Under the tutelage of their mother, Webling’s sisters gave successful poetry recitations, which Webling joined when she was three years old; in 1882 they even performed privately for the Prince and Princess of Wales. The sisters met many of the day’s celebrities, such as Mark Twain, Lily Langtry, Oscar Wilde, and Robert Browning and were occasionally tutored by influential art critic John Ruskin, who had befriended the family. By the time she was nine, Webling was already appearing in touring stage productions such as Frances Hodgson Burnett’s Little Lord Fauntleroy (1886), moving on to Burnett’s Nixie (1890) and Uncle Mike (1892), both produced by Edward Terry.
Although not otherwise educated, Webling received training in music and dance. She and her sisters Peggy and Rosalind (out of a family of six sisters) toured North America through the mid- 1890’s performing scenes from Shakespearean works and some of Peggy’s dramatic sketches. At about the same time, in 1896, she and Peggy collaborated on Poems and Stories, published in Canada, to which she contributed the poetry and Peggy the fiction. Webling’s romantic poetry expresses a deep appreciation of the beauty of the Canadian landscape, but is not critically well regarded.
Throughout their writing careers, both sisters dealt frankly and openly with issues such as equality and sexuality. However, while her sister Peggy continued to write prolifically, Webling returned to Britain to perform on the stage. In 1898, she appeared at the age of twenty-one in The Ambassadors at the Royal Lyceum Theatre in Edinburgh.
In 1909 Webling married an actor, Walter Jackson McRea, an acquaintance of Canadian poet Pauline Johnson (as was the Webling family). They moved to Canada to live. The couple had a daughter who died in infancy, and a son, Louis Drummond, who was born in Ontario in 1915. In 1926, Webling left McRea and returned to England with her young son.

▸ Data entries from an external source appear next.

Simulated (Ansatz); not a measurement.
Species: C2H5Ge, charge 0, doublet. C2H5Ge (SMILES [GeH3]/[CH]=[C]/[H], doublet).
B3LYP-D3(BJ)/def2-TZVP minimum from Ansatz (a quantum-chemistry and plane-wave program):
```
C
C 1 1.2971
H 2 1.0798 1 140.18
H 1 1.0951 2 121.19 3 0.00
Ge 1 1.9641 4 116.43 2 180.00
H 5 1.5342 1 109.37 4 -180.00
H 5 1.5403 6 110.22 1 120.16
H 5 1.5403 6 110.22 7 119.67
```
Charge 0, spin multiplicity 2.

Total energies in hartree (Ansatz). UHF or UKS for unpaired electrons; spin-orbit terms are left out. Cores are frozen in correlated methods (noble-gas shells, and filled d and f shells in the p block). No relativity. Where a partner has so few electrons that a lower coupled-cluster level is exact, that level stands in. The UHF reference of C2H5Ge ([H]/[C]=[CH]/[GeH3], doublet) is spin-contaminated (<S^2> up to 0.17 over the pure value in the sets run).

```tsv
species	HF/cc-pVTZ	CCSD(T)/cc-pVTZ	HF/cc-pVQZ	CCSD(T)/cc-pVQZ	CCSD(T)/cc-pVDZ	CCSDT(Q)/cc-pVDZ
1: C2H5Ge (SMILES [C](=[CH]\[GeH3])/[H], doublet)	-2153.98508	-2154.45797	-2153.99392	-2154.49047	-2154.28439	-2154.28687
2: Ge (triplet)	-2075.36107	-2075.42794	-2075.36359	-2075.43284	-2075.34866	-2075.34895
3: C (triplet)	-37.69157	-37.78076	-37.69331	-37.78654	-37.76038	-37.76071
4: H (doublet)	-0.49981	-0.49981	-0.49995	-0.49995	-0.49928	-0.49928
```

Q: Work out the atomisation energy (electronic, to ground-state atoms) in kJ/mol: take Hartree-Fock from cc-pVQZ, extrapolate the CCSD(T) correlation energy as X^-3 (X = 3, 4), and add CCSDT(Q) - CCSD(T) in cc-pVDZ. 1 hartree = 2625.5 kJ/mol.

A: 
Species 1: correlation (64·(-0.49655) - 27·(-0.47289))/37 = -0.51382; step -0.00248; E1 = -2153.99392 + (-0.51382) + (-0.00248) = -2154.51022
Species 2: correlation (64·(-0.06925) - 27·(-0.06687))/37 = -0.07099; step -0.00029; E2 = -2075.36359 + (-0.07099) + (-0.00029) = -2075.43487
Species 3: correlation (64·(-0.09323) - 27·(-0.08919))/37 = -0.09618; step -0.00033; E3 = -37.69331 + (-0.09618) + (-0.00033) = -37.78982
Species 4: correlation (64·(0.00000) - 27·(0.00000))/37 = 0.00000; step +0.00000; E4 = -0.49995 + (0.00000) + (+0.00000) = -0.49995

Living in England near her family, Webling turned her hand to writing novels under the name Lucy Betty MacRaye. In 1933 she published One Way Street, a novel in which Webling noted the plight of unwed mothers, and in 1938 published Centre Stage. Although both novels displayed more literary quality than had her previous poetry, Lucy gave up writing even as her sister Peggy continued on with it. Webling died on December 6, 1952.